UK basketball fan has bold plan to spice up non-league, home schedule: Revenge games
Like many season-tickets-holding Kentucky Wildcats basketball fans, Tony Thomas has been uninspired by the quality of opponents UK has been bringing to Rupp Arena in the first month of the season.
The Lexington architect, who through his cousin, Kathleen Campbell, has seven Kentucky season tickets in Rupp, is the kind who likes to see all the family tickets used for each game.
This year, with UK’s early home schedule peppered with the likes of Lamar, Mount St. Mary’s and Saturday’s foe, Fairleigh Dickinson (2-5), Thomas reports having trouble even giving away his Kentucky basketball tickets.
“I’ve thrown a lot of tickets in the trash,” he says. “I can’t get people to take them.”
So Thomas, 56, has an idea for how UK can spice up its future early-season home schedules.
“UK should look back through the archives and find every team that we have a losing record against,” Thomas says. “We should schedule those teams until we get a winning record against all of them.”
A full-scale “revenge tour” approach to non-league scheduling by UK would almost certainly not be realistic.
There might be aspects of such a plan, however, that actually could make the first month of future Kentucky basketball seasons more interesting for Wildcats fans.
UK evens old scores?
If you dig deep enough into the Kentucky men’s basketball record book, the Wildcats have a losing record against some crazy names.
All-time, UK is 0-2 vs. the Cincinnati YMCA, 0-1 against the New Albany (Ind.) YMCA and 2-5 vs. the Lexington YMCA.
Kentucky is 0-4 against the basketball team from the Christ Church of Cincinnati — and the church is still swaggy about it.
According to The Cincinnati Enquirer, a timeline in the Christ Church Cathedral includes this entry: “1906-13: Church men’s basketball team defeats the University of Kentucky team four times.”
“We had to include that,” a church spokesman boasted last year to the Cincinnati newspaper.
The old Lexington High School — now known as Henry Clay — is 1-1 all-time vs. the Kentucky Wildcats.
“We can’t do anything now about the old YMCA teams that no longer have a legitimate team, but for the teams that are still out there (in Division I), I think Kentucky fans would get behind trying to have a winning record against everyone,” Thomas says.
A limited UK revenge tour
There are 20 current NCAA Division I men’s basketball teams that Kentucky has played at least once that UK does not have a winning record against.
Fourteen teams have a series lead over UK — Arizona (3-2), Connecticut (4-1), Evansville (1-0), Gardner-Webb (1-0), Georgetown (2-0), Louisiana (1-0), Memphis (1-0), Middle Tennessee State (1-0), North Carolina (24-16), Saint Louis (9-8), San Diego (1-0), Seton Hall (2-1), Southern California (3-0) and Texas at El Paso (nee Texas Western) (1-0).

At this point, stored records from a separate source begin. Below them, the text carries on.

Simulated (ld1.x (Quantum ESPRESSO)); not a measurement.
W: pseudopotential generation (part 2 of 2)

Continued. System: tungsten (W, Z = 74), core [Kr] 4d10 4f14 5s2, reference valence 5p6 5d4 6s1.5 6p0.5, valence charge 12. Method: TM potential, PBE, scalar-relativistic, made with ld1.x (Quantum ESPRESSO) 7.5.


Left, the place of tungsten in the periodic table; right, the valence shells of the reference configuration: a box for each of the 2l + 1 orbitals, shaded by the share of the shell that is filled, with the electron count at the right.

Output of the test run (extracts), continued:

The current major-college teams that have so far broken even against Kentucky include: Cornell (1-1), Detroit (1-1), Jacksonville (1-1), Marquette (7-7), Northwestern State (1-1) and UAB (3-3).
Obviously, the biggest names on those lists — Arizona, Connecticut, Georgetown, North Carolina, Southern California — are all but certainly not coming to Rupp Arena without promise of a return game.
In an era when Kentucky Coach John Calipari’s teams feature high levels of annual roster turnover, those are the kind of home-and-home matchups UK has not been willing to embrace as part of its November scheduling.
Calipari has emphasized he schedules in November with player development, not fan entertainment, paramount.
That philosophy could largely remain in place, however, and Kentucky could still try to liven up its November slate by scheduling around certain themes related to UK’s basketball past.
One year, you could bring back to Lexington schools that scored shocking upsets of the Wildcats in Rupp Arena — Gardner-Webb, San Diego, Evansville.
In another season, you could schedule off the idea of playing teams that have historically given Kentucky fits over multiple years — Saint Louis, Marquette (who would probably demand a return game), UAB.
For a third season, the first month of UK’s non-league schedule could be built around facing teams that pinned especially distressing NCAA tourney losses on the Cats — Jacksonville, Middle Tennessee, UTEP.
Those would reflect a “limited revenge tour” approach to UK scheduling.
Thomas has been attending Kentucky games since he was a child, sitting in the Memorial Coliseum “crow’s nest” with his uncle, Jack Yeaste.
Scheduling foes that UK “owes” for past defeats, Thomas thinks, would give at least the historically knowledgeable faction of the Kentucky fans base a reason to invest in the Cats’ future November home slates that did not exist in 2019-20.
“I think that would bring a lot of excitement to Rupp,” Thomas says. “Even if some of them are (now) lesser opponents, there is an added reason to play, and a reason it matters.”